Thursday, September 24, 2009

Mayoral takeover of New York City schools-costly and ineffective

In 2002 New York City's public schools were placed under the control of the city's Mayor, Michael Bloomberg .

Since Milwaukee's Mayor Tom Barrett, Wisconsin Governor Jim Doyle and the Metropolitan Milwaukee Chamber of Commerce (MMAC) have proposed that Milwaukee's school board be dissolved and governed by the mayor it's worth examining New York's results.
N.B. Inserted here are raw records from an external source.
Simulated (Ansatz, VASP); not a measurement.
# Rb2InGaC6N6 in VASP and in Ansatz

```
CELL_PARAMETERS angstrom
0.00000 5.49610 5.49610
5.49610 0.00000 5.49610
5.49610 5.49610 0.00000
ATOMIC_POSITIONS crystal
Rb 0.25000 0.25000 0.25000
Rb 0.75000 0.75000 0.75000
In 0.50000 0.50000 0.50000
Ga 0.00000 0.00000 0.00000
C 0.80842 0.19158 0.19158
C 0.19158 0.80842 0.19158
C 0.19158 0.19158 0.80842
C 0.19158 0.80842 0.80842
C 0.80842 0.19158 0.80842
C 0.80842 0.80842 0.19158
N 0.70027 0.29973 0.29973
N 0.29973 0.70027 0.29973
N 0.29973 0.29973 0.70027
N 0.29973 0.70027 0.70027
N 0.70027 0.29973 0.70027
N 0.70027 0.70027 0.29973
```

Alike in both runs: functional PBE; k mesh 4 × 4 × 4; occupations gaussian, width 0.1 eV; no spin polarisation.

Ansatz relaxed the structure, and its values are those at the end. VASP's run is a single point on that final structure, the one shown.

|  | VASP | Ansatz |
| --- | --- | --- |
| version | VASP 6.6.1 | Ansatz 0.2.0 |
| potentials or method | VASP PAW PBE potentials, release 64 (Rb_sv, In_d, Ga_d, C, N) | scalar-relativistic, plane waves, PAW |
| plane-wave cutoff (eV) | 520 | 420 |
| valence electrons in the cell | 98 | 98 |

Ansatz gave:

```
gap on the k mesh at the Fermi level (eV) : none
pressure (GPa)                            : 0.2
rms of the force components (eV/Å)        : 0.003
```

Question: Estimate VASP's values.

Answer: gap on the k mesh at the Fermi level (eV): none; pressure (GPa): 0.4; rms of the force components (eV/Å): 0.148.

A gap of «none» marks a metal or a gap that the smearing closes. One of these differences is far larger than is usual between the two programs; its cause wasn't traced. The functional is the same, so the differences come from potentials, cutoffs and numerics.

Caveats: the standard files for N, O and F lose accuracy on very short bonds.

Diane Ravitch, a professor of education at New York University and a senior fellow at the Brookings Institution and the Hoover Institution, has documented that in New York City mayoral control has not led to increased test scores or a reduction in the racial achievement gap.

She writes:

...New York City students made no statistically significant gains between 2003 and 2007 in fourth-grade reading, eighth-grade reading, or eighth-grade math. There were no significant gains for black students, white students, Hispanic students, Asian students, or lower-income students. New York City was the only city (of eleven tested) where eighth-grade reading scores declined for black, Hispanic, and lower-income students, and the achievement gap grew. Only in fourth-grade math did city students make statistically significant gains.

Ravitch concludes:

The school system needs checks and balances. It needs a regular, independent audit of graduation rates and test scores. It needs a leadership in which education decisions are made by educators. Such changes won't solve all of our schools' problems, but they will end the pointless turmoil of the past five years (of mayoral control) , provide honest information about academic progress, and reestablish the role of the public in public education.

The entire Ravitch letter is linked here.

1 comment:

Chuck Gobel said...

The results of the mayoral take over in New York, as provided by Dr. Ravitch, are not really surprising. You can't get a good result from a bad premise.
However, even more discouraging in Milwaukee, as it should have been in New York, is the lack of significant outcry about taking the ballot our of the hands of the people. This in the United States of America!

The liberal/progressive community - no, the entire populace - should be aghast. Debating the question as if it were an educational issue about who can make students learn better misses the essential point. The basic issue is, will our students go to school in a democratic society.